Once the connection is established Quicksight will need to know which tables to query.

On the next pop-up, make the following selections:

  1. Schema: geospatial_demo
  2. Tables: attractions
  3. Then click the Select button
  4. Then select the Directly query your data radio button
  5. and click Visualize button

Miguel can now display the attractions as a visual map display in Quicksight that can be shared with people in a gallery, story or embeddable map feeding geospatial data from Redshift.

New window opens up to allow you to build a visual map.

  1. In the Visual Types tab, select points on a map visual type
  2. In the Field wells, make the following selections:
    1. geospatial: select both lat and lon
    2. color: name

Visual map is now visible

Before you Leave

Execute the following to clear out any changes you made during the demo to reset it. You may also delete the Quicksight Dataset and Quicksight Analysis but this is not needed as you can choose a new name next time as well.
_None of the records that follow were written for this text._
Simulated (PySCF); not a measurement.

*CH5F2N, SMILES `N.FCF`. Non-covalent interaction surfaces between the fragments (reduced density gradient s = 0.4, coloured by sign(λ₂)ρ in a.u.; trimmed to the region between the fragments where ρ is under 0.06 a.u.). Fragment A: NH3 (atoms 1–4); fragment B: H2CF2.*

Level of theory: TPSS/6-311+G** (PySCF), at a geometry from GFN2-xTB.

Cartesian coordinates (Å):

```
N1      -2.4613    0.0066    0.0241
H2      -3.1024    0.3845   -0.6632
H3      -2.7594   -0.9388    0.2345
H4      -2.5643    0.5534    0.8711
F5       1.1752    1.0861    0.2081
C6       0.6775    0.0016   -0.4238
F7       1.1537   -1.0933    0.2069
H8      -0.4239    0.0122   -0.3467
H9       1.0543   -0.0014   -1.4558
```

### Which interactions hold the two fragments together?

DROP TABLE IF EXISTS accommodations;
DROP TABLE IF EXISTS zipcode;
DROP SCHEMA IF EXISTS geospatial_demo;
DROP TABLE IF EXISTS geospatial_demo.attractions;

If you are done using your cluster, please think about deleting the CFN stack or to avoid having to pay for unused resources do these tasks:

  • pause your Redshift Cluster
  • stop the Oracle database
  • stop the DMS task